LIBOR has been a catalyst for some of the most stringent proposals for the regulation of benchmarks across the world. There is a belief among regulatory authorities and politicians that there has been widespread manipulation of data critical to the pricing of financial instruments and to risk management. However, it is evident that these authorities have not appreciated either the quantity or the complexity of benchmarks, most of which are reliable, verifiable, transparent and open to external validation. Those suppliers, therefore, who both create benchmarks and act as pricing agent, and are perceived to have a conflict of interest in their management and use, may be forced to divest this activity. Yet the proportion of benchmarks found to have been manipulated is extremely small compared to the number of benchmarks that are in daily use. RIMES holds approximately 750 thousand benchmarks, posting some 2.3 million daily, whereas in early drafts, there has been an assumption by regulators that there are only about 50 key benchmarks.

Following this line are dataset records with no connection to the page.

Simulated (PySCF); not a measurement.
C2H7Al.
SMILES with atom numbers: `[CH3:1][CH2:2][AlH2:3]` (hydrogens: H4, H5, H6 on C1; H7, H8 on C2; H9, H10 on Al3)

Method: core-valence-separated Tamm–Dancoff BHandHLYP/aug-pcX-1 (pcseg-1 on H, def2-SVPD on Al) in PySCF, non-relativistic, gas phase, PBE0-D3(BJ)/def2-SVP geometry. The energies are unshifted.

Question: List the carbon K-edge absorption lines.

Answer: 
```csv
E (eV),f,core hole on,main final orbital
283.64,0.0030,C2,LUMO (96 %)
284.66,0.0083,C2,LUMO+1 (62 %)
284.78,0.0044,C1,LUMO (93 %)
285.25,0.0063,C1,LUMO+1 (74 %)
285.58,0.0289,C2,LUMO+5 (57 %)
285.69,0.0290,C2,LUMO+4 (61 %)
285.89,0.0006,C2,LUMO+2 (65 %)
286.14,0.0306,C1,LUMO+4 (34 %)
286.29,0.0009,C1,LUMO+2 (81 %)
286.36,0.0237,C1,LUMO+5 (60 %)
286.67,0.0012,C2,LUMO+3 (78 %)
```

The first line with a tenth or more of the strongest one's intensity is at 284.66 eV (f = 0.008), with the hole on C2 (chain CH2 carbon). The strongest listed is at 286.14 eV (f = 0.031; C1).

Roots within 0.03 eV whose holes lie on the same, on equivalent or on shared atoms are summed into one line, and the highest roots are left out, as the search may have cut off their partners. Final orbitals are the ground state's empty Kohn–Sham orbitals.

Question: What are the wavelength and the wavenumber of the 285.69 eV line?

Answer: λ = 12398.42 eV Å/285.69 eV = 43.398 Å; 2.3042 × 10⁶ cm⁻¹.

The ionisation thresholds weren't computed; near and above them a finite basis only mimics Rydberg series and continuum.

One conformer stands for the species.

There are no universal criteria for the choice of benchmarks; it comes down to user preference based, most often, on individual benchmark and licensing agreements. There are, however, clear trends across the industry. Not only is the use of benchmarks increasing, the use of customized and blended benchmarks is growing; in turn, investment strategies, portfolio analysis and index calculation methodologies are becoming more complex. Complexity is a product of market demand and evolution; and regulation places its own complex demands on processing and governance. LIBOR has commanded the attention of regulators simply because of its impact on so many instruments and the realization that those setting rates can profit off the back of them. Not only is this encouraging a regulatory backlash, it opens a door on multiple lawsuits where firms can demonstrate economic losses from this manipulation.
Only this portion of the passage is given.